Attorney General Pam Bondi has made a Republican nightmare a reality by having her Department of Justice convince a federal judge to force gun rights organizations to hand over their complete membership lists.
The historic achievement was accomplished with remarkable efficiency by the Trump Administration's top law enforcement official, who successfully argued that compliance required knowing the identities of every person who joined the Second Amendment Foundation, Firearms Policy Coalition, and Louisiana Shooting Association as of November 2020.
"The federal government is creating a registry of gun owners," Gun Owners of America announced, notably omitting its customary closing line about which political party was responsible for the tyranny.
The court order in Reese v. ATF requires verified membership lists within twenty-one days, ensuring the federal government will have comprehensive documentation of citizens who care about the Second Amendment—the exact scenario that has animated Republican fundraising emails since the Carter Administration.
Bondi's Justice Department also convinced the court to limit an injunction against a federal law banning handgun sales to adults under 21, despite a Fifth Circuit ruling declaring the law unconstitutional. Only named plaintiffs and verified organizational members are exempt, requiring groups to disclose membership to the government for young adults to exercise constitutional rights.

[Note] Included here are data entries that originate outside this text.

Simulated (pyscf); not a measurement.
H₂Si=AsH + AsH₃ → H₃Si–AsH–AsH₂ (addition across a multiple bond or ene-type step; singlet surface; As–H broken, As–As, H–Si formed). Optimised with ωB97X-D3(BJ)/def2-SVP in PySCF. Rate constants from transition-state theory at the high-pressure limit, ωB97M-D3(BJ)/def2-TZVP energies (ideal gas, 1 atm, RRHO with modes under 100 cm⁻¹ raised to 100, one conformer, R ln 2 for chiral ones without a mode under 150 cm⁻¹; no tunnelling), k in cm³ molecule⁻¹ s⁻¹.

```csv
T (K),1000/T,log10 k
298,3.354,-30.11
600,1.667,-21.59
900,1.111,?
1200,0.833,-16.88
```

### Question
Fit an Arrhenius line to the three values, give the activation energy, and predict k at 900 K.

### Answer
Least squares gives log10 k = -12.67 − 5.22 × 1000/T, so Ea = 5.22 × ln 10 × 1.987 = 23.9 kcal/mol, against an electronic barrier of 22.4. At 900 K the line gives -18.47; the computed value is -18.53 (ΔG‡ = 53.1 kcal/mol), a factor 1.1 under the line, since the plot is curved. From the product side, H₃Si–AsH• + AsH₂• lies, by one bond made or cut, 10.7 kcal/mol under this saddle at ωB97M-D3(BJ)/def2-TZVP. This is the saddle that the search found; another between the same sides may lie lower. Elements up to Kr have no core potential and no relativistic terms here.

"In order for an 18-year-old to avoid having their constitutional rights trounced, they must have been a member of SAF at age 13," said Adam Kraut of the Second Amendment Foundation, successfully describing a Kafka novel that Kafka would have rejected as implausible.
The development comes as Bondi's DOJ also filed Supreme Court briefs opposing gun rights appeals, including one defending the National Firearms Act's registration requirement for short-barreled rifles—the very registration scheme conservatives spent decades calling tyrannical.
"Once again, the Trump Administration has chosen to defend federal gun control instead of the Constitution," the Firearms Policy Coalition said, raising the question of what alternate universe they expected to be living in.
The combined actions represent the successful culmination of every warning issued by conservative talk radio since 1975—except accomplished by a Republican administration that gun rights groups overwhelmingly supported and continue to describe as pro-Second Amendment.
At press time, conservative commentators were preparing to explain how this was brilliant 4D chess.